This project aims to design and implement a data mesh architecture by using close to real business data provided on the Yelp Dataset. This matches perfectly with the Data Mesh concept of modeling analytics for business. For details about the data see Yelp Dataset Documentation.
Note that this is not a production-ready project. This is rather a lab to deep my knowledge into Data Engineering, DevOps and mainly data meshs. So errors and changes will occur as my knowledge evolves. Feel free to contribute with this project by contacting me with suggestions, tips and ways that I can improve this code (see Contributing for more details)
Note
Please refer to Logical Architecture for details about the diagram. For information about each product (including their canvas and interaction map) refer to their own documentation on products folder.
Note
This architecture (and the diagram) is heavily based on the tech stacks found here, more precisely this a mix of both Datamesh Architecture: MinIO and Trino and Datamesh Architecture: dbt and Snowflake. Changes should occur as the project. Please refer to Infra README's for more information about the architecture.
In order to deploy the resources a kubernetes cluster is required. How to deploy a local kubernetes cluster is out of the scope of this project. This code was tested under a MicroK8S managed cluster. If this is your choice the following addons were enabled:
microk8s enable dns
microk8s enable helm
microk8s enable helm3
microk8s enable hostpath-storage
microk8s enable rbac
microk8s enable registry
Note
There are many solutions out there to deploy a local cluster (e.g. Minikube, Kind). You can see some examples on Kubernetes: Install Tools.
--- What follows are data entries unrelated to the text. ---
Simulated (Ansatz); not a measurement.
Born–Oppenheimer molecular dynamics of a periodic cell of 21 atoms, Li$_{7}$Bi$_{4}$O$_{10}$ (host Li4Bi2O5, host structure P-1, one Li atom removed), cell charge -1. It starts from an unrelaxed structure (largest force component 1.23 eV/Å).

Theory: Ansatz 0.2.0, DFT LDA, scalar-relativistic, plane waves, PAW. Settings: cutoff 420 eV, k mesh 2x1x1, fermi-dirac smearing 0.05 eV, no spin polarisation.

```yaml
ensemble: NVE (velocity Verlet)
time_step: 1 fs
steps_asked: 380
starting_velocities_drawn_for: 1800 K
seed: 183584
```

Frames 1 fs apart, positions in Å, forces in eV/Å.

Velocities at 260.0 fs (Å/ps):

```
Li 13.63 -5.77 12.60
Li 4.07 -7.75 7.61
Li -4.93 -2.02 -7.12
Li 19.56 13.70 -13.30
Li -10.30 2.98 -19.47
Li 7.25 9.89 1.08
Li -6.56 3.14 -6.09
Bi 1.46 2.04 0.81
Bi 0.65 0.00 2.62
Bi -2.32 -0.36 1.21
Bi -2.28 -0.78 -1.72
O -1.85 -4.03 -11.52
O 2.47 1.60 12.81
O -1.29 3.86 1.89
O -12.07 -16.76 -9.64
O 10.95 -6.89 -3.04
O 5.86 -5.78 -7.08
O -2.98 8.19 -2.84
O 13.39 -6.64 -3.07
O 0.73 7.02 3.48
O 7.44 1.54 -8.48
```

It is also required to download the Yelp Dataset (photos are not required) and extract it on the data
folder. To download please follow the instruction on
Yelp Dataset: Download The Data
This project embed a full-feature developer container for VSCode users containing all the tools, extensions and required configurations to develop the code. If you don't know how dev containers work please read Visual Studio Code: Developing Inside a Container.
For people that do not use VSCode the Dockerfile contains all the tools used by the project. You can use that as a base for setup your environment.
Since this is a lab project currently I am the only person developing the code. However feel free to propose new features/improvements, ask questions, suggest tips and etc on the discussion tab. For bug reports use the issues tab (with the bug template).
Note
Please, read the CONTRIBUTING Guide for more details about styleguides, best practices and conventions followed by the project.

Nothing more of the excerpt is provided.